However, a striking report from the UK-based Finance Innovation Laboratory shows that there is a dark side to fintech too: a lack of data privacy and concentration of power on some platforms, and extensive energy usage. “Global computing and internet-connected devices now account for about 5 per cent of the world’s electricity production — and this could rise to 20 per cent by 2025,” the report notes.
If fintech really wants to earn the “impact” label, in other words, there needs to be more debate about whether the energy being consumed is green or brown. (Gillian Tett)
Tips from Tamami
Nikkei’s Tamami Shimizuishi helps you stay up to date on stories you may have missed from the eastern hemisphere.

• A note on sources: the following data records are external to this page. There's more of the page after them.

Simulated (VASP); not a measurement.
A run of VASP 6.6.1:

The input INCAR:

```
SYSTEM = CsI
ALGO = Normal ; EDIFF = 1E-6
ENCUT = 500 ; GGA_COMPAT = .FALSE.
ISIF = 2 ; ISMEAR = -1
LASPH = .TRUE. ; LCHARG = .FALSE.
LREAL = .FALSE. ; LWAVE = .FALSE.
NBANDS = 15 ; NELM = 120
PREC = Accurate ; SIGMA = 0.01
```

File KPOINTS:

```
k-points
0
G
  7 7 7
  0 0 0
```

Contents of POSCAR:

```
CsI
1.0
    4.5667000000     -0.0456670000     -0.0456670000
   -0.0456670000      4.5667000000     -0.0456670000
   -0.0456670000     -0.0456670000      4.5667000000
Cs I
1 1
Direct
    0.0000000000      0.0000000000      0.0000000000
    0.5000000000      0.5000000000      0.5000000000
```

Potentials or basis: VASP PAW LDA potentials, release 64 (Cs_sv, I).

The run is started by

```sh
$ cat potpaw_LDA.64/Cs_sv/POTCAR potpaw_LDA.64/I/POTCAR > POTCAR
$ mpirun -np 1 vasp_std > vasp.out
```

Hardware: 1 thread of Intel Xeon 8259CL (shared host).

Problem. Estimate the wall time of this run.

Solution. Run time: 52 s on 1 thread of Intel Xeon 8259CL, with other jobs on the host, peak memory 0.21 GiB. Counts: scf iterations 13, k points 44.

Japanese prime minister Yoshihide Suga’s cabinet approved a new stimulus plan worth ¥73.6tn ($706bn) on Tuesday, and decarbonisation and digitalisation are key pillars of the economic recovery plan.
The stimulus package includes a ¥2tn fund to assist ambitious carbon-neutral projects over the next decade. Mr Suga’s government is also considering a corporate tax deduction of up to 10 per cent for capital expenditures that help achieve the government’s net-zero emission target by 2050.
This is the third round of stimulus, and some investors are concerned that the country’s total bond issuance for 2020 will probably surpass ¥100tn for the first time, according to Nikkei.
The cost is high, and it remains to be seen whether Mr Suga’s gambit will work. But if it succeeds, the 2020 Summer Olympics (in 2021) will be the new model for the sporting extravaganza of the “Build Back Better” era — just like the last Tokyo Olympics, in 1964, was a symbol of Japan’s previous economic success.